SONG DONG: DOING NOTHING

Doing Nothing Mountains, 2011-2012, installation view, 2013
Doing Nothing Mountains, 2011-2012, installation view, 2013

Showcasing Song Dong’s work from the mid-1990s to the present, “Doing Nothing” occupies two out of three of Pace’s 25th Street galleries. Pace’s larger space, 534 W 25th, surveys Song’s performance-based work from 1994-2012 through video, sculpture, photography, and installation, while the smaller space at 510 W 25th St presents new, mostly sculptural works expanding on past projects utilizing building detritus the artist culled from the Beijing housing boom. Wildly heterogeneous in medium, affect and potency, works in these two surveys unite two-fold: they all ponder, as the title suggests, what it means to “do nothing,” or to wax upon the poetic as well as political and social ramifications of human activity, while also evincing Song’s position as an integral leader in bridging Western conceptual art practices with traditional Chinese artistic practices.
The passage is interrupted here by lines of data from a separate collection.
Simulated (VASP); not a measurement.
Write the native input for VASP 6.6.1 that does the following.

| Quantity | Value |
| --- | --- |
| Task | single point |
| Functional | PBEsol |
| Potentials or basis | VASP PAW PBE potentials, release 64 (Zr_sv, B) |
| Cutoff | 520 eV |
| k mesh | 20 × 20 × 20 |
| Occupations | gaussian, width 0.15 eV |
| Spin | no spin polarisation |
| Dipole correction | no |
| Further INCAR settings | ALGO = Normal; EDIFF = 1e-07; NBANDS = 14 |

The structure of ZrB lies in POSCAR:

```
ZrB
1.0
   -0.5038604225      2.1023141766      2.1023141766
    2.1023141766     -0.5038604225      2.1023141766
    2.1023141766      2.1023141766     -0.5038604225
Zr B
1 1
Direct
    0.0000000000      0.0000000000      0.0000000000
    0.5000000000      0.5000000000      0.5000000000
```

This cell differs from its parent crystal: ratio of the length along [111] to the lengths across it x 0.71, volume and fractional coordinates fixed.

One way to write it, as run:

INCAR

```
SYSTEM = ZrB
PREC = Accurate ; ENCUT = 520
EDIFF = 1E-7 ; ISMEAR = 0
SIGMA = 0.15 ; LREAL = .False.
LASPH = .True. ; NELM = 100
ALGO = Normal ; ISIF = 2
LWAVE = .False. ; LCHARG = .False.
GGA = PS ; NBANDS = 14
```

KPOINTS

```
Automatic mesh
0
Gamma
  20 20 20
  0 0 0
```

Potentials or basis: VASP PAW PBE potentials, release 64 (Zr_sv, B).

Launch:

The survey of performance-based works at 534 W 25th bears little curatorial purview beyond relating to sales— if works were available, it seems, they were shown. Video works, most akin to performance in their time-based nature and thus increasingly autonomous as individual works, retain the artist’s intentionality and vigor far more than their photographic or sculptural counterparts. A wall of five videos on monitor, including works such as Broken Mirror (1999), Burning Mirror (2001), Catching Moonbeams on Water (2001), and Floating (2004), all play with various screens, lenses, or windows broken, burned or otherwise visually disrupted. These investigations into the function of the camera lens recall Western conceptual and video art masters such as Joan Jonas or Dan Graham circa the early 1970s, though Song pairs these conceits with those endemic to contemporary China. For instance, we see quotidian Beijing street scenes— oftentimes morning commuters on their way to work— only for the picture plane to be disturbed, inviting commentaries on observation and surveillance.

Less convincing are Song’s object-based works charged with the task of documenting his early performances. For Breathing (1996), the artist lay prone on Tiananmen Square for 40 minutes until a thin layer of ice developed on the pavement under his mouth. It is possible for viewers to understand this as a metaphor for “breathing life” into a site imbued with death and political turmoil; though this gesture is unique in its poeticism, the performance is positioned as two gargantuan diptych light boxes selling for well over USD 100,000.

In addition to a series about the vagaries of Chinese-to-English translation and a stop-motion animation documenting the artist’s dOCUMENTA (13) trash-heap-turned-hillock project, we find Song Dong’s new, disappointingly polite “Doing Nothing Mountains” sculptures at 510 W 25th. While the project, like past efforts at the Kiev Biennial (2012), Venice Biennale (2011) or his MoMA atrium (2009), purports to celebrate the “intelligence of the poor” by repurposing refuse leftover from construction sites, the “Doing Nothing Mountains” at Pace are so well-produced they fail to reference any of the strife they reference.

Silkscreened on Pace’s oversized lobby wall is a text by Pace Beijing president Leng Lin, who considers Chinese avant-garde artist Huang Yong Ping’s self-explanatory 1987 work A History of Chinese Painting and A Concise History of Modern Painting Washed in a Washing Machine for Two Minutes in the context of Song. Leng writes, “In the end, the pulp resulting from this process was exhibited, whereby ‘West’ and ‘East’ were de-civilized and irrevocably mixed together.” While there is something precious about this exhibition— Song clearly represents a thorough, earnest study of both Western and Chinese art history— there is something lacking by way of the artist’s adherence to both, and his hesitance to develop his own idiosyncratic visual vocabulary.